Initial Commit

2025-12-03 16:38:10 +01:00
parent c5e26bf594
commit b732d8d4b5
17680 changed files with 5977495 additions and 2 deletions
--- a/database/perl/lib/pods/perlunitut.pod
+++ b/database/perl/lib/pods/perlunitut.pod
@@ -0,0 +1,209 @@
+=head1 NAME
+
+perlunitut - Perl Unicode Tutorial
+
+=head1 DESCRIPTION
+
+The days of just flinging strings around are over. It's well established that
+modern programs need to be capable of communicating funny accented letters, and
+things like euro symbols. This means that programmers need new habits. It's
+easy to program Unicode capable software, but it does require discipline to do
+it right.
+
+There's a lot to know about character sets, and text encodings. It's probably
+best to spend a full day learning all this, but the basics can be learned in
+minutes. 
+
+These are not the very basics, though. It is assumed that you already
+know the difference between bytes and characters, and realise (and accept!)
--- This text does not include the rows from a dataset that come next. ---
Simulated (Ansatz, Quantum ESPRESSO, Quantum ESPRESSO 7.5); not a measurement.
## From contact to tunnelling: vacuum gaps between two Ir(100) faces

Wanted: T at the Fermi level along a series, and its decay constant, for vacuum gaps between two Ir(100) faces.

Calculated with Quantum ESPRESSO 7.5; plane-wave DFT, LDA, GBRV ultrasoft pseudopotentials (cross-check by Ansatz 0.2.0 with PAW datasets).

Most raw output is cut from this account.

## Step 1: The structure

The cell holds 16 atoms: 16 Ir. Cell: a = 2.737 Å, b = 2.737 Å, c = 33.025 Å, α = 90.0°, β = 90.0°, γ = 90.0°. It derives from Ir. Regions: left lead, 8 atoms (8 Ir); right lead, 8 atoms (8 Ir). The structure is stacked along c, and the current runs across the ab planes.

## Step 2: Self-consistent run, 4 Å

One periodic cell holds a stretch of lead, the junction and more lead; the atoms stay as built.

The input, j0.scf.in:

+that there are many different character sets and encodings, and that your
+program has to be explicit about them. Recommended reading is "The Absolute
+Minimum Every Software Developer Absolutely, Positively Must Know About Unicode
+and Character Sets (No Excuses!)" by Joel Spolsky, at
+L<http://joelonsoftware.com/articles/Unicode.html>.
+
+This tutorial speaks in rather absolute terms, and provides only a limited view
+of the wealth of character string related features that Perl has to offer. For
+most projects, this information will probably suffice.
+
+=head2 Definitions
+
+It's important to set a few things straight first. This is the most important
+part of this tutorial. This view may conflict with other information that you
+may have found on the web, but that's mostly because many sources are wrong.
+
+You may have to re-read this entire section a few times...
+
+=head3 Unicode
+
+B<Unicode> is a character set with room for lots of characters. The ordinal
+value of a character is called a B<code point>.   (But in practice, the
+distinction between code point and character is blurred, so the terms often
+are used interchangeably.)
+
+There are many, many code points, but computers work with bytes, and a byte has
+room for only 256 values.  Unicode has many more characters than that,
+so you need a method to make these accessible.
+
+Unicode is encoded using several competing encodings, of which UTF-8 is the
+most used. In a Unicode encoding, multiple subsequent bytes can be used to
+store a single code point, or simply: character.
+
+=head3 UTF-8
+
+B<UTF-8> is a Unicode encoding. Many people think that Unicode and UTF-8 are
+the same thing, but they're not. There are more Unicode encodings, but much of
+the world has standardized on UTF-8. 
+
+UTF-8 treats the first 128 codepoints, 0..127, the same as ASCII. They take
+only one byte per character. All other characters are encoded as two to
+four bytes using a complex scheme. Fortunately, Perl handles this for
+us, so we don't have to worry about this.
+
+=head3 Text strings (character strings)
+
+B<Text strings>, or B<character strings> are made of characters. Bytes are
+irrelevant here, and so are encodings. Each character is just that: the
+character.
+
+On a text string, you would do things like:
+
+    $text =~ s/foo/bar/;
+    if ($string =~ /^\d+$/) { ... }
+    $text = ucfirst $text;
+    my $character_count = length $text;
+
+The value of a character (C<ord>, C<chr>) is the corresponding Unicode code
+point.
+
+=head3 Binary strings (byte strings)
+
+B<Binary strings>, or B<byte strings> are made of bytes. Here, you don't have
+characters, just bytes. All communication with the outside world (anything
+outside of your current Perl process) is done in binary.
+
+On a binary string, you would do things like:
+
+    my (@length_content) = unpack "(V/a)*", $binary;
+    $binary =~ s/\x00\x0F/\xFF\xF0/;  # for the brave :)
+    print {$fh} $binary;
+    my $byte_count = length $binary;
+
+=head3 Encoding
+
+B<Encoding> (as a verb) is the conversion from I<text> to I<binary>. To encode,
+you have to supply the target encoding, for example C<iso-8859-1> or C<UTF-8>.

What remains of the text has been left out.